Concept and Objective of Transfer Pricing
The new Act begins Chapter X by re-stating the arm’s‐length principle. Section 161(1) provides that “Any income arising from an international transaction or a specified domestic transaction shall be computed having regard to the arm’s length price.”.
In other words, related‐party transaction profits must be determined as if the parties were unrelated. The objective remains twofold:
(1) to prevent artificial profit shifting or base erosion via manipulated prices; and
(2) to align India’s TP rules with OECD/BEPS principles.
In practice, this means that if a cross-border intercompany price reduces an entity’s profit, the tax authorities will adjust it upward to the arm’s‐length price (ALP), ensuring the correct share of income is taxed here.
Importantly, Sec. 161(2) (not shown above) preserves the anti-avoidance punch of old Sec. 92(2): even if an ALP adjustment lowers taxable profit, it cannot be used to reduce tax (subject to specified thresholds). This secures tax revenue while compelling taxpayers to set or justify related-party prices.
Associated Enterprise (Sec. 162)
Section 162 consolidates the definition of “associated enterprise” into a single provision (combining old Secs. 92A and 92AD concepts). It covers various control/ownership relationships.
For example, Sec. 162(1)(a) states that an AE exists if “one enterprise holds…shares carrying not less than 26% of the voting power in the other enterprise” (previously old Sec. 92A(1)(i)).
Likewise, a loan from one enterprise constituting ≥51% of the other’s total assets makes them associated, as does a 10%+ guarantee of the other’s borrowings.
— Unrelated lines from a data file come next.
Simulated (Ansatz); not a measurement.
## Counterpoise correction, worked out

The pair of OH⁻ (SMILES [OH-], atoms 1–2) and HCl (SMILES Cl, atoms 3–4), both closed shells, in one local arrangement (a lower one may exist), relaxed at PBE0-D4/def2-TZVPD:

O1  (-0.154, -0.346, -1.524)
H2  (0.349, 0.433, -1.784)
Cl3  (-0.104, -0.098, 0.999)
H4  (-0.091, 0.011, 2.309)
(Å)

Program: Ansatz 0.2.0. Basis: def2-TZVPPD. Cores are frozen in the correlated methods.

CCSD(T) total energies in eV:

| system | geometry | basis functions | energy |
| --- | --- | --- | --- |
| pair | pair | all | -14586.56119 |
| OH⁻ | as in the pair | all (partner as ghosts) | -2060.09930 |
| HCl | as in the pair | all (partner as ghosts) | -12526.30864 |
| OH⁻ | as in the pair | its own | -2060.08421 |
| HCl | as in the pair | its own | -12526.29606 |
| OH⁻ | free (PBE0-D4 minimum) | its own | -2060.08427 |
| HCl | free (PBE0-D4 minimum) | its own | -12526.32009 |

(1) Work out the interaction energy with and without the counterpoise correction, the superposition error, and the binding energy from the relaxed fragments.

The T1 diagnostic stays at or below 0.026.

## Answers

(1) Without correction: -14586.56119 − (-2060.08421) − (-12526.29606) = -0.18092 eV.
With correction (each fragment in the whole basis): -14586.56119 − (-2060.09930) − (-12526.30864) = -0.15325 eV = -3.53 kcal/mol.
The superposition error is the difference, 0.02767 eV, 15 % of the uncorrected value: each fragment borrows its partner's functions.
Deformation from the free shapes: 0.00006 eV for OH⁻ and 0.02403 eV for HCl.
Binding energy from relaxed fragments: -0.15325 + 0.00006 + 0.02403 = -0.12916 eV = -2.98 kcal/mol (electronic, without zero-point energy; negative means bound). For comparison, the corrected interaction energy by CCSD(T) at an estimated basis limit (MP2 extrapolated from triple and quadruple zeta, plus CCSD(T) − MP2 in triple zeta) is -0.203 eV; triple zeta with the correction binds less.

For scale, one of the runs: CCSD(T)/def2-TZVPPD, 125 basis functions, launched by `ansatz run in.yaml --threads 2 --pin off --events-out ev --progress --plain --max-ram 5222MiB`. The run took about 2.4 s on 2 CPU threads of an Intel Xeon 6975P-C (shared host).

The Act further lists managerial control tests: for example, Sec. 162(1)(d)–(e) include cases where one enterprise appoints a majority of directors in the other, or the same person controls management of both entities. Other criteria (90% supply dependence, intra-group sales/pricing control, and personal relationships) are also spelled out.
In short, Sec. 162(1) covers shareholding, debt, guarantees, mutual control, and family ties. Sub-section (2) then extends AE coverage for specified domestic transactions (SDTs): e.g. other units or businesses of the assessee (Sec. 122 transactions) or persons under Sec. 140/144 of the Act.
Practical implication: Taxpayers must map all related parties under these tests. Any transaction with a person meeting these AE criteria falls under TP rules (either international or domestic), triggering documentation and ALP compliance.
International Transaction (Sec. 163)
Section 163 defines “international transaction” broadly as any cross-border transfer between associated enterprises. The definition (Sec. 163(1)) explicitly includes:
- Tangibles: sale, purchase, lease or use of goods, machinery, vehicles, etc. (163(1)(a)).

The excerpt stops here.